EMPEA’s Response to HM Treasury’s Proposal

EMPEA welcomes the opportunity to respond to HM Treasury’s Proposal on using Legislative Reform Order to change partnership legislation for private equity investments (July 2015) and submits this response on behalf of its members.

Since EMPEA is an industry association and not itself an investor, we have not attempted to answer all the questions posed. We believe that other associations, including the British Private Equity and Venture Capital Association (the “BVCA”), with whom EMPEA has a close and collegial relationship, may be better placed to answer the questions that we do not address below. However, we do believe that the proposal is positive to the extent it is designed to ensure that the UK limited partnership structure remains internationally competitive. We note that the UK limited partnership is a common structure for UK private funds, and as such is important to fund managers in the UK and elsewhere, including many of our members.

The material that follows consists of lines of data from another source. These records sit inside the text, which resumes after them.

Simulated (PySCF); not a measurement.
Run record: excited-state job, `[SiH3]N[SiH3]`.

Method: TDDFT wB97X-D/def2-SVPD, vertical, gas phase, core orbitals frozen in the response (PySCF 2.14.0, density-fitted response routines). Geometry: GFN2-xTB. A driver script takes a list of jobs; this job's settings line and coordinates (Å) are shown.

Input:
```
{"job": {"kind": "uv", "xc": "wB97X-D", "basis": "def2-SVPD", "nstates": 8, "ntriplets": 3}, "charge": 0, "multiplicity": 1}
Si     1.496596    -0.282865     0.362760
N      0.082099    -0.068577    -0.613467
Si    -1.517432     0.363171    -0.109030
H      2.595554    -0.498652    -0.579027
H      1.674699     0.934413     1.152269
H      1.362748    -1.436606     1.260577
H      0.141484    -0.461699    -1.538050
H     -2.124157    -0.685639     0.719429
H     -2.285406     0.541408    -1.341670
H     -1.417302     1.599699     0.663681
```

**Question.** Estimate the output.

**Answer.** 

Our members view as positive limited liability structures for investors who provide capital, but do not take an active role in the management of the investment vehicle, and that allow for flow-through taxation. Our members are engaged across emerging markets including in emerging Europe, emerging Asia, Africa, the Middle East and Latin America. EMPEA respects HM Treasury’s mission to gather input on the key issues. EMPEA stands ready to provide whatever further contribution to this work HM’s Treasury might find helpful, including attending meetings and contributing further materials in writing.

In summary, EMPEA strongly supports the proposed reforms and believes that they will ensure the continued commercial viability of English and Scottish limited partnerships as private fund vehicles and, thereby, will improve the competitiveness of the United Kingdom as a jurisdiction of choice for (UK and foreign) private fund managers. In addition, we have reviewed the response prepared by the BVCA. We support and second that response.

Responses 1.

Process for designating private fund limited partnerships (Q1)

We would like to see the introduction of a designation process that is as simple as possible, avoiding unnecessary complexity and burden for private fund managers. With that in mind, we consider that it would be preferable: • not to have to obtain a certificate from a solicitor when requesting designation as a private fund limited partnership as that likely would impose significant additional administrative burden and consequential cost on private fund managers (quite aside from whether it would be possible to obtain such a certificate in all relevant circumstances); and • to be able to request designation as a private fund limited partnership (whether existing or not when the legislative reform order is enacted) at any time so long as the private fund conditions are satisfied when the request is made.

2. White list (Q3, Q4)

We note that unlike in other common fund domiciles (e.g., the State of Delaware, the Cayman Islands, Guernsey, Jersey and Luxembourg), the United Kingdom currently does not have a white list of activities that a limited partner may undertake without jeopardizing its limited liability, and so there is more uncertainty around what activities a limited partner in an English or Scottish limited partnership may undertake relative to the position in other common fund domiciles. A limited partner in a private fund will expect that its liability with respect to such private fund, so far as possible, is limited to the amount of its contractual commitment thereto. Anything that may jeopardize that will be of considerable concern to the limited partner and may result in the limited partner refusing to invest. We welcome very much the inclusion of a white list, and we agree with the activities on the white list. The activities are those that a limited partner in a private fund typically will undertake in monitoring and assessing the private fund. However, we think that the white list should be expressed to be nonexhaustive, so as to avoid any adverse presumption with respect to any activity that is not on the white list.

3. Capital contributions (Q5, Q6, Q7)

A limited partner in a private fund formed as a limited partnership in a common fund domicile other than the United Kingdom will fund its contractual commitment to the private fund by way of capital contributions over the life of the private fund as and when required by the private fund. It is only where a private fund is formed as an English or Scottish limited partnership that (i) a limited partner, without exception, must make a capital contribution on the date of its admission to the private fund and (ii) a limited partner’s contractual commitment to the private fund will be funded partly by way of interestfree advances. Accordingly, we agree with the proposed changes as they will bring UK limited partnership law into line with limited partnership law in other common fund domiciles. That will minimize the need to structure a private fund formed as an English or Scottish limited partnership any differently to how a private fund formed in any other common fund domicile is structured, which may make it easier to market a private fund formed as an English or Scottish limited partnership to investors.

4. Registration and notice requirements (Q9, Q10, Q11)

We agree with the proposed removal of the requirements (i) to register the amount of capital, the general nature of the limited partnership’s business and the term of the limited partnership and (ii) to advertise a notice of certain changes in the Gazette. The proposed changes will reduce the administrative burden on private fund managers, which burden we believe is not justified given the limited benefit that is derived by partners and third parties from compliance with those requirements.